Contemplating Oz: There is No Place Like Home

Life Notes—October 24, 2013 

  “And Jesus said to them, ‘Foxes have holes, and birds of the air have nests; but the Son of Man has nowhere to lay his head.’” Matthew 8:20

“Oh, Auntie Em, there’s no place like home!”  Dorothy Gale

Following a hit to the head with a window sent flying by a Kansas twister, Dorothy Gale leaves her dreary Kansas farm and finds herself in Oz.  The Land of Oz is beautiful, colorful, and mysterious.  It is home to munchkins and roads of yellow brick.  There are good witches and bad witches.  There are horses of a different color and forests full of lions and tigers and bears. Oh my!  Dorothy meets a few good and faithful friends in Oz, yet all she can think about is that she wants to go home.  For Dorothy, home was her familiar, if drab Kansas farm.

I am a homeboy.  Although I enjoy working and traveling, my heart never strays far from home.  I am always happy to see our house at the end of the gravel drive, regardless of whether I have been away for a week or an hour.  Even if the yard needs mowing and the trim needs painting, it is home and it is where I long to be.  Home is comfortable and familiar.  It is where I feel loved and accepted, in spite of my faults and frailties.  Early in the movie, Dorothy runs away from home believing her family does not understand her.  She wants to see new lands and meet new people.  Once in Oz—a new land with new people—she wants to return home.

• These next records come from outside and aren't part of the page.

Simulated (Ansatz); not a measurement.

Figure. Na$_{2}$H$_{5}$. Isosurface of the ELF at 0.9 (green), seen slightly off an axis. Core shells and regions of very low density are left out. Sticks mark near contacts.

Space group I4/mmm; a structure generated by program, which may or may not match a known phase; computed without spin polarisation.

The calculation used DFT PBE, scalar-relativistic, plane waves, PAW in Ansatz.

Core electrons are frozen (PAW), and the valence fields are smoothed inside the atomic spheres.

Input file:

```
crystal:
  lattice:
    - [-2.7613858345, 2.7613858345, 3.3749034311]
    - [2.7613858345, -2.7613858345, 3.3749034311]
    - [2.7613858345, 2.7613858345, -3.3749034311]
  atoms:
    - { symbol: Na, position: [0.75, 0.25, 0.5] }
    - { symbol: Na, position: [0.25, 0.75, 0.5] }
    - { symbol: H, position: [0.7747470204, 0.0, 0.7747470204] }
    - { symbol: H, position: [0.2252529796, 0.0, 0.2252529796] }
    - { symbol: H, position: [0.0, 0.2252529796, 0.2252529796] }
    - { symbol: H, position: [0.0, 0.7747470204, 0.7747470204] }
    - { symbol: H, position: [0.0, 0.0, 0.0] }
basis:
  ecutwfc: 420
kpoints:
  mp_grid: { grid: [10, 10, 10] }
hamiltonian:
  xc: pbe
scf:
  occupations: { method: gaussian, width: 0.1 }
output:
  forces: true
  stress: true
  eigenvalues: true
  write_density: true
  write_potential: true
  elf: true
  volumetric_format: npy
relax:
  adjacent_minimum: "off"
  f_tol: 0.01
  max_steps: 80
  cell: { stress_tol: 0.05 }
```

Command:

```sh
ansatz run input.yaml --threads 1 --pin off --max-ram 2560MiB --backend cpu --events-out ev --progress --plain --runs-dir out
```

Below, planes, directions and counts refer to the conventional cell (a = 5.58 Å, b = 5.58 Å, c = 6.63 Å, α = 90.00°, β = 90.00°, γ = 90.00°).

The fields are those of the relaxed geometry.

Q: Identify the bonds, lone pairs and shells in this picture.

There are many ways to view home.  For some it is the physical structure in which they eat and sleep.  For others it is the company of those who love and accept them.  For a soul, home is its earthly body.  In spite of their different natures, all earthly homes are temporary.  Houses crumble from age, burn to the ground, or blow away in tornadoes.  Our bodies weaken and die.  In Matthew, Jesus claims he has no earthly home.  He tells his followers they must leave behind everything that is comfortable and familiar.  That is not a comfortable thought for a homebody like me. However, Jesus does not call us to homelessness or friendlessness.  Rather, he calls us to a new home and a new community, an eternal home known as the kingdom of God.  Just as we cannot live in two structures at the same time, we cannot simultaneously be home on earth and home with God.  Home is where the heart is and God desires that part of us.  Dorothy could not be home in Kansas and home in Oz—she had to make a choice.  Jesus calls us to make a choice, too.

Come home to church this Sunday.  After all, there is no place like home.